When you think about it, Google, Bing, Yahoo, and other web crawlers, are the dei ex machinae, or, in the more familiar singular, deus ex machina of the computer age. If you didn’t take Latin, or, like the Romans, it almost killed you, the term means “god from the machine.”
The term is from an old plot device in Greek drama in which the characters are faced with some seemingly impossible situation — on the verge of being eaten by a one-eyed, snake-haired creature, for example — and a god comes to the rescue. The “machina” part was the method used to lower or raise the god to the stage with the aid of machinery — a hoist, crane or rising trap door, for example.
So making the jump from Sophocles to blogging for the spidery Web crawler might seem like the old gag wherein a mathematician inserts the formula “and a miracle occurs” between the problem and its solution. And what’s that about the “spidery web crawler”?
Stay with us here. You’ve already mastered the Latin part, so you can do it. You already know what blogging is, and you probably know what web crawlers do. They are search engines, also known as “spiders,” and they crawl around the web looking for content.
OK, it may sound creepy along the lines of those Matrix movies, but someone has actually figured out how to write computer code that coalesces into a giant program seeking information on the gazillions of web pages.
So here’s the problem: you’re blogging for bucks or a denizen of those gazillions of web pages, who want to attract that crawling behemoth of a search engine. You write an interesting and informative blog and you want the crawler to find it and match it up with an interested reader, buyer, browser or linker.
And here’s the solution: You write for that spidery web crawler, but you write as if that creepy entity does not exist. That’s right, because if you think the search engine is mindless and only pays attention to the thin gruel of keyword stuffing, you’re listening to the false sirens and heading for the rocks of rejection.

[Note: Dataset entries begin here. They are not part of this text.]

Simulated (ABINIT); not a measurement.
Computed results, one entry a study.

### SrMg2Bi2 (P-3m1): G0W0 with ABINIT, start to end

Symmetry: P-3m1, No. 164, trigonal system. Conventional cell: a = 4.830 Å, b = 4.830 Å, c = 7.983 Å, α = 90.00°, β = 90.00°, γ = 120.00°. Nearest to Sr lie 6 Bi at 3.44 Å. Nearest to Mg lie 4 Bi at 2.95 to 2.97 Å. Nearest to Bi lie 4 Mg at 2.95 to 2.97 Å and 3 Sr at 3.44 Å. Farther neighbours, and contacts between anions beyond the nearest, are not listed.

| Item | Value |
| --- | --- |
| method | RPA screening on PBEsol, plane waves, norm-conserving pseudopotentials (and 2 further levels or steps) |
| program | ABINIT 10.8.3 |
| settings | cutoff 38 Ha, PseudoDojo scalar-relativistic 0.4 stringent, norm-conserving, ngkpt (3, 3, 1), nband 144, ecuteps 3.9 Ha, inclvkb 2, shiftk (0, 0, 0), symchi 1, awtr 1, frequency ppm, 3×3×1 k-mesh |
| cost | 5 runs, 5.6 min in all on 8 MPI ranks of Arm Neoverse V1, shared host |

That’s because search engines don’t work that way anymore. They actually reward good quality content that focuses on the task at hand — promoting a business product or presenting some valuable and relevant tidbit of information. Of course, the content has to have the words that closely match what the human searcher is looking for.
Do that when you blog, and the web crawler god will rescue your blogging from the white noise of anonymity to success that only the age of information — the machina– can support.